Friday, April 14, 2017

On the Way Back Home - Chapter 1


Photo:  On The Way Back Home
Location: Missouri, USA, 1945
Photographer:  Alfred Eisenstaedt


Chapter 1

Scripture tells us that the beauty of the king's daughter is within.  It is hidden from the eyes of those who gaze upon it only from without.  In like manner the beauty of Catholic worship, the truth of Catholic doctrine, the peace and security of Catholic life are beauty and peace and security and truth that are within.  They cannot be rightly known or fully appreciated by anyone not a Catholic.

We live in a world today in which Christianity is a divided Christianity.  A hundred and one, if not a thousand and one, different churches represent themselves as being christian.  But this was not always so. Some four hundred years ago all the nations of the Western world presented a united front;  all of the English people, all of the German people, the French, the Swedish, the Danish, all Europe in a word was staunchly Catholic.  These were, in all likelihood, your own ancestors. They understood and appreciated the beauty and the truth of their Catholic faith.  They had practiced this faith for centuries.  Since that time, however, in what is known as the Protestant Reformation, great numbers fell away and great numbers were led away from the Catholic Church.  Having withdrawn from the Church of their fathers, they have by now strayed so far from home that things, that once were so familiar that they loved so deeply, have now become utterly strange and badly misunderstood.  But there should be nothing strange to a Protestant returning to the Catholic Church, just as there should be nothing strange to a Jew entering it.  

I remember the case of a Jewish lady who had become a Catholic. Someone asked her how it felt to become a Catholic.  It was at a festival breakfast just after her Baptism.  She answered that in reality she didn't know.  She had always been a Catholic, she said, only at last she had found the Messias.  Everything else was what she had always wanted and, in a way, lived up to.  For the Protestant it would not mean finding the Messias.  It would mean simply finding one's way back home to the bosom of the Church the Messias founded.  Hence I have entitled this little work, "Simple Chapters to be read on the Way Back Home." Becoming a convert to a new religion could mean a turning to embrace something new.  In this case, however, the something new is in reality something very old, something that all your forefathers believed in and prized before you.  It means turning away from the uncertainty, the doubt, and the confusion in which men live today, back to the security and peace that exists in the Church Christ established.

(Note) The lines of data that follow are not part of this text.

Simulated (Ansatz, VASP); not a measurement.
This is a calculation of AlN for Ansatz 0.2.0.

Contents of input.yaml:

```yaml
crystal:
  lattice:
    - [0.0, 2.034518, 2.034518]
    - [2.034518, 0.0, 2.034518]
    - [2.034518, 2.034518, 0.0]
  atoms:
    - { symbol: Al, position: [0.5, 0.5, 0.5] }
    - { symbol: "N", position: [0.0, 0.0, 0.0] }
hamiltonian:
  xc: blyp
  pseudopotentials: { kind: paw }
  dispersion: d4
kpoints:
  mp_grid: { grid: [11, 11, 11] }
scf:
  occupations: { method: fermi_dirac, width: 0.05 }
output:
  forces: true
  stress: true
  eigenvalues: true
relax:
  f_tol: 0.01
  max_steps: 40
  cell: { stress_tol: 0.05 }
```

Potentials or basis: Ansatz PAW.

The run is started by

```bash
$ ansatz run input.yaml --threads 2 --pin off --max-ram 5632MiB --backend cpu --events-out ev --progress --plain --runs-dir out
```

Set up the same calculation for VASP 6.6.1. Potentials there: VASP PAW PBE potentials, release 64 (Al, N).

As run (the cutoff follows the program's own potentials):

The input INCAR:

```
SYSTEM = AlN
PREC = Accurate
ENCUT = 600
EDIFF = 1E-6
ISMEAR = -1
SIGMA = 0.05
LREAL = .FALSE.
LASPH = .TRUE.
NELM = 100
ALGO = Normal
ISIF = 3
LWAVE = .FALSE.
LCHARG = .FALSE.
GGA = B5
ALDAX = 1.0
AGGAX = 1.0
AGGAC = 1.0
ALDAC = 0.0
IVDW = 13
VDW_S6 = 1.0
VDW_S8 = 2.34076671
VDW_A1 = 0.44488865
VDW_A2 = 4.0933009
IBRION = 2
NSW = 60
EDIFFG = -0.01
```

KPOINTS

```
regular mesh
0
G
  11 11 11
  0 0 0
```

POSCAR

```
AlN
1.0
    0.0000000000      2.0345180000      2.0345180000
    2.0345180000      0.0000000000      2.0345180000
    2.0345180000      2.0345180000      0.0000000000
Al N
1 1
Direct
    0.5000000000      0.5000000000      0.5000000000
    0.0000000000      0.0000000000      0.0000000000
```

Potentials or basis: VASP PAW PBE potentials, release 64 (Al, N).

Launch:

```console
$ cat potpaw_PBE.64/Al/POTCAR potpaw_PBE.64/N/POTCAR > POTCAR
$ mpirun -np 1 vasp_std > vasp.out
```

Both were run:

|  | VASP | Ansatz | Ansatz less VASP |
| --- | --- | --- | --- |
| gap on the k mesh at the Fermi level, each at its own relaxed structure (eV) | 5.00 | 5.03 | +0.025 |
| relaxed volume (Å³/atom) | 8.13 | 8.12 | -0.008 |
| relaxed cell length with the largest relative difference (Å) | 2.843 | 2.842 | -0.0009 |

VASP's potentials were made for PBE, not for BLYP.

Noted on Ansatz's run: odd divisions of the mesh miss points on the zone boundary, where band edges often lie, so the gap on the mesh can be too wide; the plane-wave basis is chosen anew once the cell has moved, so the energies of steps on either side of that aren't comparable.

The first Christians were all converts.  Peter, upon whom Christ established His Church, was a convert, together with all the other Apostles.  And they were so inflamed with zeal for the new religion Christ taught them, that they set out gladly over the whole world to give their lives to the task of converting the world to that to which Christ had converted them.  Since that time many Jews have entered the Church, pagans in all parts of the world have entered the Church, and many Christians, who for one reason or another had lost the light of that faith, reentered her Fold to place their feet once more on the true path to salvation.  This is the path Christ Himself pointed out, He who declared:  "I am the Way, the Truth, the Life."